Diamhea, February 1st, 2015
Written based on this version: 2011, Digital, Independent

Seth.ECT is a reasonably interesting band. One look at the track titles and overall aesthetic presentation of Godspeak should make this come as no real surprise, but this only accounts for mere window dressing. The question is whether or not these Turks pull off the frankly abstruse industrial death metal style proficiently and with sufficient creative merit to mitigate the expected gaps in appeal that stem from yet another relatively standard riff set that challenges few boundaries. What I initially expected to be a two-faced style predictably melding electronica fare with palm-muted, grumbly guitars, actually turned out to be a triple-threat of sorts, throwing in an additional volley that comes in the form of some sort of amorphous world music played by traditional instruments. It sounds like it would be pure chaos, and while it does come damn close at times, Godspeak is just a fucking cool listen and avant-garde exercise that clutches onto its abnormalities in a manner similar to The Monolith Deathcult.

So through that, Seth.ECT is an easy band to simply brush off as a visual one-trick pony, but the music largely holds up. Relatively standard groovy death metal is the apparent order of the day here, bordering on the monolithic industrial conglomeration of acts like Septicflesh and especially Vesania, so the framework is certainly of the load bearing variety. With nothing necessarily lost concerning the metal constituent, this sets the stage for the synths to take over and project the sound even further. Honestly, the electronic element isn't nearly as pronounced as I expected going into this thing, but that doesn't meant that there is a marked void present. The keyboards contribute dark and manic soundscapes that the band uses as a springboard to sell their regional mystique. Think lots of exotic scale runs that skitter to and fro between more corporeal instrumentation and straight-up techno/trance throbbing. Most songs start strongly in this manner, like the dreary and foreboding "HeartBeat," or the more upbeat (and arguably irritating) "Call of Ancients."
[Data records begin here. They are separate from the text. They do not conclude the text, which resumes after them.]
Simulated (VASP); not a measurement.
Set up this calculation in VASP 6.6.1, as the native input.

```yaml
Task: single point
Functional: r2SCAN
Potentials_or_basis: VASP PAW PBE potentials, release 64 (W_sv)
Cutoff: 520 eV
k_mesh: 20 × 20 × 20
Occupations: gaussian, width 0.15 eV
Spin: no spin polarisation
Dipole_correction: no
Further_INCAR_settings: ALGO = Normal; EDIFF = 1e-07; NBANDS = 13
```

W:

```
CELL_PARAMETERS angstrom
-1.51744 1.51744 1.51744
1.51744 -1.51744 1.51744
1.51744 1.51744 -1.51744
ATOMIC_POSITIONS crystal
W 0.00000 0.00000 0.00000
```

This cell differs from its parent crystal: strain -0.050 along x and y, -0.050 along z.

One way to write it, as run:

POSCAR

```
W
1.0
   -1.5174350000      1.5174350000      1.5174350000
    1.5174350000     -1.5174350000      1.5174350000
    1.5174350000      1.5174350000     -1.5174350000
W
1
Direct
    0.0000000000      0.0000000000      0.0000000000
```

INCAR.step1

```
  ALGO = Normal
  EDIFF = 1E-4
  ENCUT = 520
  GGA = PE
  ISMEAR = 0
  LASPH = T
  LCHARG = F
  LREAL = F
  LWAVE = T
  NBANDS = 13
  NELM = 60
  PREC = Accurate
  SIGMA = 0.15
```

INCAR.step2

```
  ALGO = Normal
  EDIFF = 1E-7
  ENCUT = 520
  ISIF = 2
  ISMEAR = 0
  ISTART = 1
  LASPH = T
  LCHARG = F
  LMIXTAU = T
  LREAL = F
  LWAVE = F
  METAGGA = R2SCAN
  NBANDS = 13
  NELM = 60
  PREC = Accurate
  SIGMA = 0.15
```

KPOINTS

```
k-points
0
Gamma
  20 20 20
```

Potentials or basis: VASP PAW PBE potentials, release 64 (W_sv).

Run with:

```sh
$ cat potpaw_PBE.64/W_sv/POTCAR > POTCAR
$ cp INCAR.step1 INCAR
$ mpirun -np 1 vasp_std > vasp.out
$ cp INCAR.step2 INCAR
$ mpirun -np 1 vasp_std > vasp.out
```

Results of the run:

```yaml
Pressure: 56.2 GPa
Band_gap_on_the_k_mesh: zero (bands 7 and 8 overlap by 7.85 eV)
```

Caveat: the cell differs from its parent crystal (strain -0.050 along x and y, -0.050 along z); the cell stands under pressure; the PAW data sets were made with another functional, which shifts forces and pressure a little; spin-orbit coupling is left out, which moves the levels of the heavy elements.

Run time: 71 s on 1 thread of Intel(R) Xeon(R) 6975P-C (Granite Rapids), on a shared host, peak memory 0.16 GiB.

Godspeak seems to run a smidgen long for my liking, and I continually found myself pining for more diversity in tone, as many of these tracks are interchangeable in style and substance. The best number is actually "When the Simurgs Collapse," which is unreasonably heavy and sounds like some sort of bizarre Melechesh-Ministry hybrid. I don't know what to think of most of it, but I do know that it is easily the best track here and fucking rocks the house with that monster slowed-down groove riff near the halfway point. The solo is also really splendid, mainly due to how it dials in with the backing riff. The album actually gets better as it goes, with the last three or four tracks all delivering the goods without reprieve or loss in lasting power. Altay and Parlak are the two masterminds of the project, and while Altay's vocals are pretty standard exhaled death metal fare, he contributes the electronic sections, with Parlak penning the more traditional orchestrations. This is a great mix of styles.

And that is what makes Godspeak work for me. It isn't a great record, but it definitely introduces us to a band that just doesn't give a fuck and goes all out in both the studio and concerning their stage shows. A number of these tracks have made my repeat list, and the mix is glossy and easy on the ears, emphasizing the band's sonic strengths and never shying away from the almighty riff, even in the fact of such flagrant electronic abuse. Seth.ECT execute this manic style well, and those in the search for some industrial death metal that favors the dystopian will find some value here. More maturation will help this band immeasurably, so long as they retain enough of the sonic spasticity evident here to hold on to the piercing trident of appeals that I mentioned earlier. Strange, but good, stuff.